Perhaps you’re new to homeschooling, or maybe you’ve been at this life for a few years. You see the images of lovely homeschool room ideas, and you feel frustrated because you don’t have a dedicated space just for homeschooling.

You’re not alone! Most homeschoolers do not have homeschooling rooms in their homes. It’s true! And those who do—well—they often end up just using them to store homeschool supplies or play games. That was me a few years ago. We had a larger house and converted our dining room into a school room. We did use it at first—but most days we ended up on the floor, at the kitchen table, outside, or in the living room.

Over the course of two years, we moved two times and I had to be creative with how we set up our homeschool room in a small space—especially as my kids got older. Their needs changed, and our homeschooling days did too.

Truth? Homeschool rooms are unnecessary, because learning happens anywhere and everywhere!

Let’s step back and examine why we’re homeschooling. Sure, we all might have a variety of reasons, but I am willing to bet that flexibility and a desire to cultivate love of learning are somewhere on your list. The great thing about learning at home is that we do not have to replicate traditional school. We can get creative with our spaces—no matter how big or small. We can make our homes work for our family right now for our season of life, even if that means work-arounds because we don’t have a dedicated homeschool room.

If you have babies and toddlers and you’re homeschooling elementary age children, then you will need to be mindful of where you leave art supplies and LEGO™ bricks. Perhaps you’re homeschooling tweens and teens and they are working more independently. You might need to consider desks in their rooms, quiet spaces for them to sit with their laptops or devices, a reading nook, and places for science experiments or art projects.
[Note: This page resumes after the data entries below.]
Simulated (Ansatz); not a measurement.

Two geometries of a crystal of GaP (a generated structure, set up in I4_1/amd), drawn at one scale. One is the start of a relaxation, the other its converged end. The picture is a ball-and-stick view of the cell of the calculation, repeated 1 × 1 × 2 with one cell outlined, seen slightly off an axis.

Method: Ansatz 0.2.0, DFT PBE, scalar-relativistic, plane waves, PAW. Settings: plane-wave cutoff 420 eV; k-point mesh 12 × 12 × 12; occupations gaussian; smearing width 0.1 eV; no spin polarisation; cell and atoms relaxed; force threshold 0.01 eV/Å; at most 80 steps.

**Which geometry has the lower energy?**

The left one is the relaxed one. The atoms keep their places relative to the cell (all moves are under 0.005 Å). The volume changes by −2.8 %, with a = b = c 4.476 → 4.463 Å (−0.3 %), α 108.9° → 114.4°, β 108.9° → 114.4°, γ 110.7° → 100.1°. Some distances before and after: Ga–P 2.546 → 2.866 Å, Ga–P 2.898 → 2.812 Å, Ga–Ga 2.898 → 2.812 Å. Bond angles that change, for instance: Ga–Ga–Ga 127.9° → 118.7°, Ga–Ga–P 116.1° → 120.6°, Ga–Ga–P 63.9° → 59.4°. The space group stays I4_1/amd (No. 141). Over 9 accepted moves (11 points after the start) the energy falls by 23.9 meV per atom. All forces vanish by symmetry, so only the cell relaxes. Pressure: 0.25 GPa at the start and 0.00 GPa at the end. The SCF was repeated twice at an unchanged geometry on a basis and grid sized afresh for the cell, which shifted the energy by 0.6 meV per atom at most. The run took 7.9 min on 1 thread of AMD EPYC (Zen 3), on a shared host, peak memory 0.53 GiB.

Don’t cling to an image in your mind of what you think you need for homeschooling to “work” in your home. Take the time to walk your home, talk to your kids, write down your thoughts, and, if you must, go online for some inspiration—just don’t pin 423 photos. Promise me.

You can create a home for learning and connection—without a homeschool room

Once you have some ideas on where you’d like to set up spaces in your home for learning, projects, etc., spend some time prepping: Get rid of old curriculum, books, the science project that’s been sitting on the shelf since last summer, the crafting supplies that somehow migrated into the bathroom (please tell me this isn’t just at my home), and anything that is just taking up precious real estate.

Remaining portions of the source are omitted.